Yes, I know, my blog posts on television have by far outnumbered the ones on books this year. But quite apart from the lengthy Downton debriefing, TV has been more satisfactory than my book choices in 2014, just like in 2013. My best reads so far have been rereads - the Thursday Next books by Jasper Fforde, for instance, about which I've already blogged in detail. I did manage to finish Affinity by Sarah Waters in the end, and it was worthwhile, but I'd still recommend newcomers to Waters to start with Fingersmith. Affinity took a much longer time to get going, and troublesome though the protagonists of Fingersmith could be, they were still more likeable - at least Sue was - than slippery Selina the medium and Margaret Prior, the main narrator of Affinity, who is frankly a bit of a moaner. What the two books have in common is a certain sharpness. Kindness is rare and, when it manifests itself, often exploited.
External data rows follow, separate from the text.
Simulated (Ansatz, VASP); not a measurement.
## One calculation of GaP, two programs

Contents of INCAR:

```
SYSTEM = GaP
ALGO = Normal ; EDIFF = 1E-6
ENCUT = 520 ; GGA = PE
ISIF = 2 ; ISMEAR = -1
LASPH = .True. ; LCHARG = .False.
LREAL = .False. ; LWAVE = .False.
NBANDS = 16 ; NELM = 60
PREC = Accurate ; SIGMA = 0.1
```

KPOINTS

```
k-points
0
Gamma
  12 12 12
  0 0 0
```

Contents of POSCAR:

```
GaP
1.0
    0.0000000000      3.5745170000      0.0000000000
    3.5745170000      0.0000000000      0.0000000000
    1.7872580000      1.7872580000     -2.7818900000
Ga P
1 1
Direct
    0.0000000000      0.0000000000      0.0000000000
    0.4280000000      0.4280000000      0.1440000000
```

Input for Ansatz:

Maybe it was the contrast to the hard world of Waters that made me stick to Farundell by L.R. Fredericks until the end, although I was often impatient with it. At least the atmosphere was friendly, for the most part. Judging from the blurb text, you would have thought that here was the old Brideshead Revisited plot: lonely outsider falls in a big way for eccentric aristocratic family. In fact, Farundell is full of mystic references to out-of-body experiences, the Romans' worship of the Egyptian goddess Isis, and jungle tribes' initiation rites, not to mention a great deal of pseudo-deep babble about the nature of existence. Though it dutifully mentions "magic both black and white", the blurb doesn't really prepare the reader for all of this. What's more, the hero Paul can be trying and his love interest Sylvie even more so. It's the Estella syndrome - it's hard to warm to a girl whom the hero falls inexplicably, painfully in love with, as you're bound to wonder to a certain degree what the fuss is about. But the eccentric family, a few irritating quirks aside (such as a prejudice against Christianity which seems allied to their new-agey goings-on), are a sweet bunch, and you can see why Paul thinks of their sort-of country seat Farundell as a haven.
Last but not least, I've now just started reading Habits of the House, the first volume in a family saga trilogy called "Love and Inheritance" set in turn-of-the-century England and written by Fay Weldon. I know! It seems an unbeatable concept, especially when you bear in mind that Weldon, apart from being a celebrated writer, also wrote the screenplay for the first episode of the original Upstairs Downstairs, as well as for two or three more episodes. So it's not as if she's not tried her hand at this sort of thing before, and with considerable success. As my expectations were so high, it is maybe inevitable that I should be a little disappointed in the characters so far. Perhaps the territory has got a bit over-familiar even for me, because I feel myself ticking off the standard Edwardian costume drama/family saga characters in my head. Devoted upstairs couple from different social backgrounds - check. Handsome son who runs up debts and is a bit wild - check. Wilful, rebellious daughter who propagates women's rights - check. Disgruntled maid - check. Cheeky footman - check (and good-looking, of course - not that I mind that bit). And so on.
I don't mind a certain stock character feel in this context, really - though I am heartily tired of rebellious suffragette daughters, it has to be said - but the question is whether you will care for this family and their staff in the end, as you certainly do in Upstairs Downstairs (and Downton, it goes without saying). Weldon's Upstairs Downstairs episodes were not the most heart-warming ones, though they were witty and well-written. Anyway, even if it turns out that Habits of the House doesn't exactly pull at the heart strings, it still promises to be good fun. And that is worth a lot.